Online trading company Plus500 has revealed that it is on track to achieve year-on-year growth in 2015, despite having suffered a drop in revenue during the second quarter.
Revenue in the three-month period through to June 27 amounted to $43 million (€38.5 million), down from $45.5 million in the corresponding quarter last year.
However, despite having posted lower revenue in the second quarter, Plus500 noted that revenue for the year-to-date stands at $125 million, much higher than the $106.2 million posted at the end of the first half of 2014.
Net cash position as of June 27 stood at $95.4 million, excluding customer cash retained separately in segregated accounts.
Meanwhile, Plus500 also stated that it has completed a remediation plan that was launched earlier this year.
As of June 27, 13,499 customers has been fully reviewed by the remediation team and unfrozen, with 72% of these having already resumed trading.
Of the customers that had their accounts frozen under the plan, just 6% have opted to cash out all of their funds.
“While there remains a number of customers with small, nil and / or dormant accounts still to request their accounts be unfrozen, these represent a diminishing proportion of Plus500UK’s client money balances,” Plus500 said in a statement.
“The UK management team believe they can now be dealt with on a ‘business as usual’ basis along with new customer applications, when the latter are resumed under the new improved procedures.”
In addition, Plus500 confirmed that it will hold a special meeting next month in regards to its potential takeover by Playtech.
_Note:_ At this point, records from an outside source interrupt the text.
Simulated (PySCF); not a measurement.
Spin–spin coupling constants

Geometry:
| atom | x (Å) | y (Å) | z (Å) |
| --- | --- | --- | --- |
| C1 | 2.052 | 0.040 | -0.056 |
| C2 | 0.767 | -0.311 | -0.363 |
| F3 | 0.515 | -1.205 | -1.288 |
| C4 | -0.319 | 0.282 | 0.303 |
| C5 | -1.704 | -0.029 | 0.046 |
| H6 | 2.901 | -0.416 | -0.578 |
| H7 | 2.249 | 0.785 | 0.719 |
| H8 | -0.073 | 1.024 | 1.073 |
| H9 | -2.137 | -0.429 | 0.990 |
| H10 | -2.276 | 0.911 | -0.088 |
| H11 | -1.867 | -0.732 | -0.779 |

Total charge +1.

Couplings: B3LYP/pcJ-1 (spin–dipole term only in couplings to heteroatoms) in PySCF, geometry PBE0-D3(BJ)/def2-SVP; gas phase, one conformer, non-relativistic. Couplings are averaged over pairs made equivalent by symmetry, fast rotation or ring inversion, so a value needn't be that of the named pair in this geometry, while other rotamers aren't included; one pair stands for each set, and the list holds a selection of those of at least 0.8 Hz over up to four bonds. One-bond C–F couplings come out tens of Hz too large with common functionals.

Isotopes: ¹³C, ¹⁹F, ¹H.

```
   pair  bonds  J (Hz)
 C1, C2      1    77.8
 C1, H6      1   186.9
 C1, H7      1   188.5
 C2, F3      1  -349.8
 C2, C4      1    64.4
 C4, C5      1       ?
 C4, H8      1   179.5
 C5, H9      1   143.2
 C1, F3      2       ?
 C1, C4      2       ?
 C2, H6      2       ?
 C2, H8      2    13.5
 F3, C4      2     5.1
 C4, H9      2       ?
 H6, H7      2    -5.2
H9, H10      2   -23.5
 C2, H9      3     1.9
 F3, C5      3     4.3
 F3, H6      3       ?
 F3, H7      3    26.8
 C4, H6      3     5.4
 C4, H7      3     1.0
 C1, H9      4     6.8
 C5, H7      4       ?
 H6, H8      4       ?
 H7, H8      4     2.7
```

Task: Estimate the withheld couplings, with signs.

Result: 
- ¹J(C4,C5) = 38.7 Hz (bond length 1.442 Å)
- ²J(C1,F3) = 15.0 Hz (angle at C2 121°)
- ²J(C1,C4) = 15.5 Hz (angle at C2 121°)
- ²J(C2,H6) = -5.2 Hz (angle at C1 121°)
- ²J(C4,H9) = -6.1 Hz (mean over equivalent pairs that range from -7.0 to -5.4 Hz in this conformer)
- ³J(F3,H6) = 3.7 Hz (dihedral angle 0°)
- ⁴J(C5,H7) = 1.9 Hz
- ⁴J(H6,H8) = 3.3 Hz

As reported by iGaming Business, Playtech revealed that it had agreed to acquire Plus500 for approximately £459.6 million.
However the deal was placed in doubt after a key shareholder in Plus500 said it would oppose the bid.
With Plus500 directors having recommended that shareholders vote in favour of the deal, the company will stage a Special General Meeting on July 16 to approve the recommended cash acquisition.